The red herrings being tossed into the slumgullion of this argument are easily refuted: 

Seabirds will suffer in the beginning surely and then they will adjust and adapt to the whirling blades capturing the wind. Is there any hope whatsoever that the same birds will ever adapt to rising planet temperatures, depleted or disrupted fish population, or the effects of oil spills as in the Gulf? Furthermore, according to a research paper by National University of Singapore professor Dr. Benjamin K. Sovacool, “wind farms killed approximately seven thousand birds in the United States in 2006 but nuclear plants killed about 327,000 and fossil-fueled power plants 14.5 million.” The biggest killers of birds in the United States today? House cats and plate glass windows. Weigh it for yourself.

The disruption of marine life argument should be read clearly as "the disruption of commercial and recreational fishing businesses," rather than being allowed to be draped in the clothing of environmental righteousness. (The Duke’s County/Martha’s Vineyard Fishermen Association plans to file suit against the federal Minerals Management Service for violations under the Outer Continental Shelf Lands Act.) Navigation will be made somewhat more difficult certainly, but the men who pilot fishing boats in and around Cape Cod and its islands surely are no strangers to navigational difficulties. Rocky shoals, hard currents, storms and other heavy weather abound. Additionally, the Nantucket harbor entrance itself is already flanked by man-made jetties extending almost a mile into the sea, and the regular dredging of boating lanes has a significant, yet accepted, impact on sea life. There is no outcry over these intrusions. 

The hypocrisy of the Wampanoags is also detestable. The tribe, which numbered about 6,000 people at the dawn of European settlement says that their traditional ways are going to be interrupted. In no way denigrating Native American claims of historical hardship, every single 21st century human has to embrace and correct what is happening to the larger ecosystem. The entire population of Wampanoags now numbers about 2,300 individuals of varying degree of purity of lineage. In spite of past deprivations, surely they have no claim on stopping what amounts to a clean-energy technological revolution. Ironically, while resting their standard upon fighting the Nantucket wind farm, the Wampanoags are simultaneously fighting to establish a state-sanctioned gambling casino. Clean, renewable energy vs. fleecing the desperate or mentally ill of their money? The Wampanoags should stop talking tradition trash.

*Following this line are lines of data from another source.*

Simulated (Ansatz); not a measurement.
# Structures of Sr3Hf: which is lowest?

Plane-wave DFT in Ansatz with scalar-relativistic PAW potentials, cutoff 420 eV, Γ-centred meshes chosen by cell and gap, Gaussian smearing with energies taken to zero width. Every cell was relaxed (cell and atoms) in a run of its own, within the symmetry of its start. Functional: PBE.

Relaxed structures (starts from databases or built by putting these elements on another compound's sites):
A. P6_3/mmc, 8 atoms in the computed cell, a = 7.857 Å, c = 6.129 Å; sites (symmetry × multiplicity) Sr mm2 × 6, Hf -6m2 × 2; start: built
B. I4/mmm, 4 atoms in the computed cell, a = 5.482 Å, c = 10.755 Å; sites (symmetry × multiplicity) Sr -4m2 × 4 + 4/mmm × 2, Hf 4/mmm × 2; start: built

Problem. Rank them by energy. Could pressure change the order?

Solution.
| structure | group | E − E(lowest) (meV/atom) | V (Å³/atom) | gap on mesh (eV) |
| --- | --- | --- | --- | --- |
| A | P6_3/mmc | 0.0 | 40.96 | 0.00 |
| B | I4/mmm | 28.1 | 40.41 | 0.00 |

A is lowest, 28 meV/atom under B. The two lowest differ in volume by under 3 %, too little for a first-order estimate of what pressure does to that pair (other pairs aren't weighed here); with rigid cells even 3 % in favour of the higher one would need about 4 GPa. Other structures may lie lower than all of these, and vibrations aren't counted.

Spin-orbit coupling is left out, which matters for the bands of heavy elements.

The view is the real crux of the conflict. Are the enormous turbines really eyesores? Some with a grander sensibility might say the wind farms make the landscape more beautiful given the underlying assumption they are providing super-clean energy. The turbines are all over Scandinavia, Great Britain, Germany and Brazil, countries scarcely without tender sensibilities. And just because members of the political elite can't see them, it doesn't mean that large, unsightly generating plants with chimneys belching foul-smelling brown smoke into the sky don't exist.

Agitation against such progressive developments tells us just how self-absorbed and small-minded elites of any stripe can be. The liberal elite should be leading this charge, not hamstringing the efforts at establishing a new energy regimen.